So I'm sitting here sampling my amazing "Chocolate Secrets" Chocolate that was a birthday gift from Kat. I chose to eat the purple one because it looked pretty, and I love white chocolate and lavender. For those that have not visited Chocolate Secrets, go now! It's in Dallas, and they also serve kick butt crepes and at night it turns into a Jazz cafe. My favorite drink is their hot chocolate with chilli in it.

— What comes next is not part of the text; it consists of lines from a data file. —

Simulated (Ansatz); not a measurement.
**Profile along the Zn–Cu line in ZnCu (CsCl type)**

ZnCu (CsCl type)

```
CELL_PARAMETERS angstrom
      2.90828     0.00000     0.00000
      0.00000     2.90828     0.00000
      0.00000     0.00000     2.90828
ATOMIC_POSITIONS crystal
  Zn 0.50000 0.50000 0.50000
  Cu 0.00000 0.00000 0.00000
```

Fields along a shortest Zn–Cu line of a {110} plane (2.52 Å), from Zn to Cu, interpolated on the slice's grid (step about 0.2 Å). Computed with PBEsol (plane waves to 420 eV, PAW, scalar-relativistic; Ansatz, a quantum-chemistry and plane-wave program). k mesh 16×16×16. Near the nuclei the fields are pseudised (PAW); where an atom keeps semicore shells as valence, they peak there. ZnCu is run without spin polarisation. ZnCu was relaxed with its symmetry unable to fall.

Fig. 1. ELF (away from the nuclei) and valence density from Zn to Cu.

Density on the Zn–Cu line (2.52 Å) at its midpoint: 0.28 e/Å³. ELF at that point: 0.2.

So savoring my chocolate moursel got me to thinking. I can never remember a time in my life, except now, where I've had a relatively good relationship with food. Growing up it was misued and I often ate emotionally to the point of making myself sick. It was no longer about enjoying the food set in front of me, but about trying to fill the voids in my life with it. In essence, food became an addiction, but an addiction far worse than alcohol or smoking, or even drugs. Someone who is addicted to food has to constantly be exposed to it, making it *that much* harder to abstain and not overeat. At least smokers, druggies, and alcoholics can choose not to be around those things, and you don't need them to sustain life. It's a whole new ball game with food, and it only takes one look at the infamous 1,000lb man to realize that food addiction is deadly, lifechanging, and even if you over come it, it has side effects. Even if that 1,000lb man loses weight, think of all the surgeries and procedures he'll have to endure to get the extra skin off.
For the past few days, I've been experimenting with changing both my diet and my mindset. A)I cut out most carbs because let's face it, I'm totally addicted, and B)I've been trying to let myself have what I want, other than carbs, in small healthy amounts so that I don't feel deprived. Hence eating a glorious piece of gourmet chocolate. I'll eventually add pasta and bread back in (the gluten free kind that is), but it's like quitting any addiction. I have to seperate myself from it so my body no longer craves it, and so that I learn new ways of dealing with difficult emotions besides turning to food.
I admire the French way of eating, and that's where I'm trying to get my attitude towards food to head. I like that they absolutely love food, but that they are satisfied with much smaller portions of gourmet goodness. Anton Ego: I don't LIKE food. I LOVE it. If I don't love it, I don't SWALLOW. ~Ratatouille
So far, 10 more lbs down, and tons to go. But the weight loss isn't what I care about anymore. I just want to have a right relationship with food again.